Parallelepiped Volume Calculator – Scalar Triple Product
Calculate parallelepiped volume from three edge vectors
Table of Contents
How to Use
- Enter the x, y, and z components of vector a (first edge)
- Enter the x, y, and z components of vector b (second edge)
- Enter the x, y, and z components of vector c (third edge)
- Click calculate to see the volume result
What is a Parallelepiped?
A parallelepiped is a three-dimensional figure formed by six parallelograms. It's the 3D analog of a parallelogram. When defined by three vectors a, b, and c emanating from a common vertex, the volume equals the absolute value of the scalar triple product.
The volume formula is: V = |a · (b × c)|, where b × c is the cross product and a · (b × c) is the dot product of a with that result.
The Scalar Triple Product
The scalar triple product a · (b × c) can also be computed as the determinant of a 3×3 matrix with vectors a, b, c as rows (or columns).
- Geometric meaning: The signed volume of the parallelepiped
- Sign: Positive if a, b, c form a right-handed system; negative if left-handed
- Zero result: Indicates the three vectors are coplanar (lie in the same plane)
Applications
- Crystallography: Computing unit cell volumes in crystal structures
- Physics: Calculating flux and field quantities
- Engineering: Volume calculations in structural analysis
- Computer Graphics: 3D collision detection and spatial calculations
- Linear Algebra: Testing linear independence of vectors
Special Cases
- Rectangular box: When vectors are mutually perpendicular, volume = |a| × |b| × |c|
- Cube: When all three vectors have equal length and are perpendicular
- Degenerate case: Volume = 0 when vectors are coplanar
Frequently Asked Questions
- What is the difference between a parallelepiped and a rectangular box?
- A rectangular box (cuboid) is a special case of a parallelepiped where all angles are 90 degrees. A general parallelepiped can have faces that are non-rectangular parallelograms with oblique angles.

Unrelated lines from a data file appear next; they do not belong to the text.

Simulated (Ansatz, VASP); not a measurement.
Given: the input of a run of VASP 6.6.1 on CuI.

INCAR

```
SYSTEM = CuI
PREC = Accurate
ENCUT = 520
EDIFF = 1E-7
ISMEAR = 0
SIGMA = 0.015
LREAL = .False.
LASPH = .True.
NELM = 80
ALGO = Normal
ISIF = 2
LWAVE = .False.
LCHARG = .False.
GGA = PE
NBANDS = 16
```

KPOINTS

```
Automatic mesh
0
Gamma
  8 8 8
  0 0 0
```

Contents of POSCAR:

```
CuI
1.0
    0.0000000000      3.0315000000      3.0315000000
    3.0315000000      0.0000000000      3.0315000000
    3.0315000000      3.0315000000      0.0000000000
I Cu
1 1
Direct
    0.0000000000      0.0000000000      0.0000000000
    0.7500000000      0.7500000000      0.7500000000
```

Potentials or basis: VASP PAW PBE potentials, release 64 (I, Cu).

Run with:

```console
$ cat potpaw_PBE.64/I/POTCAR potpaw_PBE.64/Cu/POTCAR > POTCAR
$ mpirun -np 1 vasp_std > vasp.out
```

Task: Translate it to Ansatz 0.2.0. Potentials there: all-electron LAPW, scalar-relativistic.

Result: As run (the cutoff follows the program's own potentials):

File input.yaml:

- Why can the scalar triple product be negative?
- The sign indicates the orientation of the three vectors. A positive value means they form a right-handed coordinate system, while negative means left-handed. For volume, we take the absolute value since volume is always positive.
- What does it mean if the volume is zero?
- A zero volume indicates that the three vectors are coplanar—they all lie in the same plane. This means they don't span a 3D space and cannot form a proper parallelepiped.
- How is this related to the determinant?
- The scalar triple product equals the determinant of the 3×3 matrix formed by the three vectors. This connection is fundamental in linear algebra and explains why the determinant measures 'volume scaling' of linear transformations.